The term "Ye Ming Zhu" is used (in a manner similar to that of the term "Jade") not for a single mineral, but for a whole range of different minerals and artificial products. Their special feature is, that they show the special optical property of phosphorescence when exposed to daylight.
Ye Ming Zhu - a phosphorescent ceramic (artificial product)
Foto: K. Sieber, www.makrogalerie.de
The list of natural minerals showing phosphorescence under rare circumstances is long: apatite, calcite, celestine, diamond and fluorite belong to it as well as garnet, magnesite, opal, spinel, spodumene and zircon. However, these minerals only phosphoresce if they contain certain impurities. As less than 1% copper (Cu) or silver (Ag) in Sphalerite (zinc blende, zinc sulphide), generates a yellowish-green glow. If it is contaminated (doped) with europium (an element of the Rare Earths group), it achieves a significantly longer (and brighter) phosphorescence time.
Alkaline Earth Aluminates contaminated with Rare Earth elements can develop phosphoresce for seconds to minutes. Especially the Rare Earth elements: Lanthanum (La), Europium (Eu) and Dysprosium (Dy) are able to interact with elements of the host mineral - e.g. Calcium (Ca), Strontium (Sr), Barium (Ba) and Aluminium (Al). They store the energy of the light, which is released with a certain delay as a visible glow.
According to the research of the EPI laboratory, several types of "Ye Ming Zhu" are offered on the Internet:
"Ancient Ye Ming Zhu"
A natural mineral that is stimulated to phosphoresce by light in the visible spectra. As these can be completely different natural minerals, no general characteristics such as hardness, density or refraction index can be named. It is necessary to check in detail which mineral is involved. The most common natural mineral showing phosphoresce is fluorite. These natural minerals are very rare indeed.
"Modern Ye Ming Zhu"
Under this term all artificial products (plastics, glasses, ceramics) which show phosphorescence for minutes to hours due to certain additives are summarized. They are often used for garden or interior decoration or in safety areas (warning signs etc.).
"Glowing stones" are also offered in DIY stores and on the Internet, usually at prices of a few euros per kg.
In the 1960s and 1970s such stones were still produced with the help of radioactive elements (e.g. radium). This practice has since been banned and the hazardous elements have been replaced by non-radioactive elements.
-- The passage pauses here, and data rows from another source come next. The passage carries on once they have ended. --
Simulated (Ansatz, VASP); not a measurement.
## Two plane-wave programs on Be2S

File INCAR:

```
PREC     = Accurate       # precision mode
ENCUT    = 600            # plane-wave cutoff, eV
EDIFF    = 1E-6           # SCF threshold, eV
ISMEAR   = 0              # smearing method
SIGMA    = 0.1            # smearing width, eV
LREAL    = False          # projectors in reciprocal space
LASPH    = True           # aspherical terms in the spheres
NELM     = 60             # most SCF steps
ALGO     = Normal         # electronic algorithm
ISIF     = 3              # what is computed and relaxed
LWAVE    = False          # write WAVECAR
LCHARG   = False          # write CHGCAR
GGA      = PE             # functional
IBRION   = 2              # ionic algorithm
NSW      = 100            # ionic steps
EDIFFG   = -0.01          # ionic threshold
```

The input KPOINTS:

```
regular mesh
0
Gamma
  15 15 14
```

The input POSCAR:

The fear of radioactiv polution may be one reason why phosphorescent materials are rarely found in jewellery. Plastics look too cheap to be accepted as jewellery. In addition they are too soft (Mohs hardness of 2-3). The situation is different with glasses and ceramics. Phosphorescent glasses have a Mohs hardness of 5-6, ceramics even up to 8.
"Celestial Ye Ming Zhu"
This designation is given to phosphorescent ceramics which are offered as grounded, tumbled or set articles for esoteric purposes. Similar to the artificial glass products, marketed as »Andara Crystal«, an internet community is cultivated around the artificial Ye Ming Zhu product, which "exchanges experiences and offers teachers, traders and ambassadors a platform to connect and exchange ideas".
The term "Ye Ming Zhu" refers to substances that show the light effect of phosphorescence after being exposed to daylight. Natural minerals that show this light effect are existing. Since they need a well dosed amount of certain rare elements to show the light effect clearly, they are rarities in the mineral trade.
In general phosphorescent materials are artificially manufactured products made of plastic, glass or ceramic. Radioactivity we have not found in any of these products.